Look out, we may hold another election just now!

*Dr. STEENKAMP:

Ever since 1948, when they came into power, they were divided on this matter of apartheid. We pointed out time and again that they were divided, and time and again it was denied, and evasive replies were given. Time and again vague and evasive replies were given when we put questions to them in regard to this matter. I wonder how many times I raised this matter in the House and asked them: Tell us whether your real intention is to divide South Africa? Does total apartheid mean the division of South Africa?
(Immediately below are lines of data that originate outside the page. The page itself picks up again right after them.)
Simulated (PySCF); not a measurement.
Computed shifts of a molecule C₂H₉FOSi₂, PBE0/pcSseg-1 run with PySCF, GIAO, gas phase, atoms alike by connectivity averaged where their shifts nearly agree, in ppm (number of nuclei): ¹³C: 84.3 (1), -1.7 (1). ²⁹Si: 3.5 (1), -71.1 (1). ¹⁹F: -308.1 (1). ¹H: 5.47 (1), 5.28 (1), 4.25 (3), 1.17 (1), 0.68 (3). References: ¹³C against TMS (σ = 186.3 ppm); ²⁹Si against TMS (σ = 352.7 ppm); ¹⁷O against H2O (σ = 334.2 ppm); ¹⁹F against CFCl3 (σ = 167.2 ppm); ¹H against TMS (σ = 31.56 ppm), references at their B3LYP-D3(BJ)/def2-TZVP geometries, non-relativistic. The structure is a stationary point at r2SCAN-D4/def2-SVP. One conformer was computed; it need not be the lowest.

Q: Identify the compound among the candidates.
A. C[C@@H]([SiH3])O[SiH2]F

We are of course aware of the Sauer Committee. We know that the Sauer Committee issued a report. We are aware that immediately after having submitted its report the late Dr. Malan said that he believed that total separate development ought to be the aim of South Africa. Inter alia, he said the following—

Apartheid envisages the maintenance and protection of the indigenous racial groups as separate national communities, with the possibility of developing in their own areas into self-supporting national units … The national policy should be framed in such a way that the ideal of eventual total apartheid should be promoted in a natural way.

Perfectly clear, and everybody thought that we could proceed either to defend or to attack this principle of total apartheid, but immediately thereafter, when the Church and Sabra also expressed themselves as being in favour of total territorial apartheid, the practical Dr. Malan, who always kept practical politics in mind, realized that this was a direction which would not be advantageous to his party and which would also be dangerous for the future of the White man in South Africa; and therefore he changed his whole policy and said the following in 1950. He said that they had clearly stated from political platforms that total territorial apartheid was impracticable in view of the fact that our whole economic structure was largely based on Native labour. He said—

It is not practicable, and it is of no use for any party to attempt the impossible.

In the meantime the present Prime Minister became the Minister of Native Affairs, and since then he has been busy announcing his specific pattern of apartheid.

*Dr. JONKER:

May I put my question now?

*Dr. STEENKAMP:

I shall be glad if the hon. member will give me a chance. I do not want to reply to his question because I know it will be a stupid one.

*Mr. SPEAKER:

Order!

*Dr. STEENKAMP:

Both the Prime Minister, Dr. Malan, and the then Minister of Lands, Mr. Strijdom, were clearly in conflict with the standpoint and the pattern propagated by the then Minister of Native Affairs, the present Prime Minister. Also, Mr. Strijdom repeatedly said that he was not in favour of total territorial apartheid. He said in this House in 1953—

You cannot quote anything to show that I stand for total territorial apartheid (Hansard, 21 August 1953).

So strongly did Mr. Strijdom feel about this matter that he said to me at the time—

You cannot quote it unless you falsify it. (Ibid.)

In other words, he repeatedly stated, also in this House, that he believed in the “baasskap” of the White man; he believed in the perpetual guardianship or, as he stated, the “baasskap” of the White man, whatever happened, but that is not the present policy of this Government and of this Prime Minister. Total apartheid was not the policy of the hon. the Minister of Transport either. He did not believe in total apartheid either.

*The MINISTER OF TRANSPORT:

But your recollection is quite wrong.

*Dr. STEENKAMP:

But I am convinced of one thing, that my hon. friend until recently did not believe in total territorial apartheid. He said that quite a few times. But I am talking now more specifically about the former Prime Minister. Mr. Strijdom even went so far as to talk about a common fatherland. And now we hear the criticism from the hon. the Prime Minister that we on this side also stand for this dangerous and abominable thing, a common fatherland!

What we object to is that the people of South Africa, the electorate, have been misled for 14 years, until this Prime Minister came into power, and then he was able to implement what he had already told the Natives in 1950—

To you will be given sovereignty. To you will be given domination in your area. To you will be given the same rights and privileges which the White man enjoys in his area.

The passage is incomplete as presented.